The “Edits Enabled” Request: Why Your Teacher Needs Access to Your Google Slides
You spent hours crafting the perfect slides for your history presentation. The images are spot-on, the bullet points are concise, and you even nailed the transitions. You hit “Submit” feeling confident. Then, the email arrives: “Please resubmit your presentation with sharing permissions set to ‘Edits Enabled’. I cannot accept work where I don’t have editing access.”
Frustration bubbles up. Why? It looks perfect in “View Only” mode! Is the teacher just being difficult? Doesn’t trust you? This scenario, where a teacher refuses student work until the Google Slide edits are enabled, is surprisingly common and often misunderstood. There are valid, important reasons behind this seemingly picky request. It’s not about control; it’s about connection and effective learning.
Beyond Just Viewing: Why “Edit” Access Matters
Imagine handing a physical assignment to your teacher, but it’s sealed inside a locked plastic box. They can see it through the clear plastic, but they can’t write comments on it, can’t underline key points you might have missed, and can’t easily flip back and forth between pages to compare sections. That’s essentially what a “View Only” Google Slides presentation is like for a teacher trying to assess and provide feedback.
Here’s what becomes impossible or incredibly cumbersome without “Edits Enabled”:
1. Providing Direct, Actionable Feedback: The cornerstone of learning is feedback. With edit access (especially using the “Suggesting” mode), a teacher can:
Insert comments directly on specific text boxes or images (“Consider adding a source here,” “Great point! Elaborate on this?”).
Correct small grammatical errors or typos right where they occur.
Highlight key arguments or suggest restructuring by moving slides or content within the editing environment.
Add suggestions for improving visuals or data presentation. Trying to describe the location of a needed change in an email or separate document is time-consuming and less precise.
2. Verifying Understanding and Authenticity: Teachers aren’t just grading the final product; they’re assessing your process and understanding.

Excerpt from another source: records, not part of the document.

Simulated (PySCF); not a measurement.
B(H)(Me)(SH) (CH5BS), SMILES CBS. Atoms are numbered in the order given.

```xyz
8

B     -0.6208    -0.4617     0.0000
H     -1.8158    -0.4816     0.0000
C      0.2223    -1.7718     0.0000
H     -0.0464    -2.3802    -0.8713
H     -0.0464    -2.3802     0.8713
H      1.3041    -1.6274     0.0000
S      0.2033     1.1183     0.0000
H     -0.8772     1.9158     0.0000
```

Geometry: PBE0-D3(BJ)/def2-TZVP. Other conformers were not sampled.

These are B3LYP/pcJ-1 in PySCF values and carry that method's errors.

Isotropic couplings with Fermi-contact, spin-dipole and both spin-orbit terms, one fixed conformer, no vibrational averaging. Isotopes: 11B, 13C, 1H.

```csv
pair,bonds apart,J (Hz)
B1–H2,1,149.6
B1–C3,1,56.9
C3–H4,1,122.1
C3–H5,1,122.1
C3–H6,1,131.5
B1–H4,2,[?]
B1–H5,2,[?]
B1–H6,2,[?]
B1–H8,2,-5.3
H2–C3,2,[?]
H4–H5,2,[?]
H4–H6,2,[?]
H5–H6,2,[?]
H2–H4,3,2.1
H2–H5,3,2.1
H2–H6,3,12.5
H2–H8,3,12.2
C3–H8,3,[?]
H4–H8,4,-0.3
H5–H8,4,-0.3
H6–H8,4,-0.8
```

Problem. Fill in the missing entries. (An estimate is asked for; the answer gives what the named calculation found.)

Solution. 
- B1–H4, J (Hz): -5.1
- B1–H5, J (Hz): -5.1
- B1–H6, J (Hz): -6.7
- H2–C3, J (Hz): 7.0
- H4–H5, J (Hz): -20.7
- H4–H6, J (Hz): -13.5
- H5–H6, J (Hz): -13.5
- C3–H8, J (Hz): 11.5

Version History: “Edits Enabled” access often allows the teacher to more easily access the version history. While owners can usually see this regardless of sharing settings, granting edit access streamlines the process for the teacher to check if the work evolved organically or appeared fully formed very late (potentially indicating last-minute scrambling or other issues).
Slide Structure: Sometimes, understanding how a slide was built reveals misconceptions. Seeing hidden slides, complex grouping of objects, or inconsistent formatting can offer clues about the student’s grasp of the tool and the organizational process.
3. Ensuring Consistency and Fair Assessment: If the teacher needs to compile presentations for class review, archive work, or simply ensure files open correctly across different devices, having consistent permissions is crucial. A “View Only” file might prevent them from easily integrating it into a class folder or master presentation without requesting access later, causing delays.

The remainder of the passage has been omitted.